The 68-page strategy document (pdf), launched at the CeBIT conference in Sydney today, called for action by “all levels of governments, industry and the community as a whole”.

Networking vendor Cisco, industry group AIIA, the Australian Computer Society and the Communications Alliance welcomed the strategy’s eight goals today.

According to ACS president Anthony Wong, an ICT blueprint was “vital” to the NBN’s desired outcomes.

“Participating in a digital economy is not just about having a website, it is about the quantity and quality of e-commerce and online transactions,” he stated.

“We need more Australians to get active online. Education and skills are key to ensuring that people can participate and leverage the digital economy opportunities.”

AIIA chief Ian Birks said the strategy reflected “bold and visionary leadership by Minister Conroy and the Gillard Government".

"I think its smart to make some headway in the first release sites and make sure they are as successful as possible," he said.

"That's not just smart on a political level - if successful, those sites will create a pull from other parts of Australia.”
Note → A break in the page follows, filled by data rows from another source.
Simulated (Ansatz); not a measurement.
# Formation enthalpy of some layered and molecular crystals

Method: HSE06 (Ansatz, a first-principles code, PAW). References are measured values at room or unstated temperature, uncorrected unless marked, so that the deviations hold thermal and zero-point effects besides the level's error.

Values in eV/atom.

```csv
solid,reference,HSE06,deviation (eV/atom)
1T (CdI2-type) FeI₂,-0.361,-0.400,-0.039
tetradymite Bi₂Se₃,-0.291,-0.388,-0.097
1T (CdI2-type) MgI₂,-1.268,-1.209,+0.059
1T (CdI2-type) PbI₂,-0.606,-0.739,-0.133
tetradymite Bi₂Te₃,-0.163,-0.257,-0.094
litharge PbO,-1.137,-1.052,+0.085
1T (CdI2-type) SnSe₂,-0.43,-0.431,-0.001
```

Birks said while health, education and Government service delivery did not fall under the remit of Conroy’s Broadband, Communications and Digital Economy portfolio, the Minister may derive some authority from his position as Gillard's advisor on digital productivity.

“Conroy will need all his powers of coercion with other stakeholders in government to get all parts of the government onside to achieve that vision,” he said.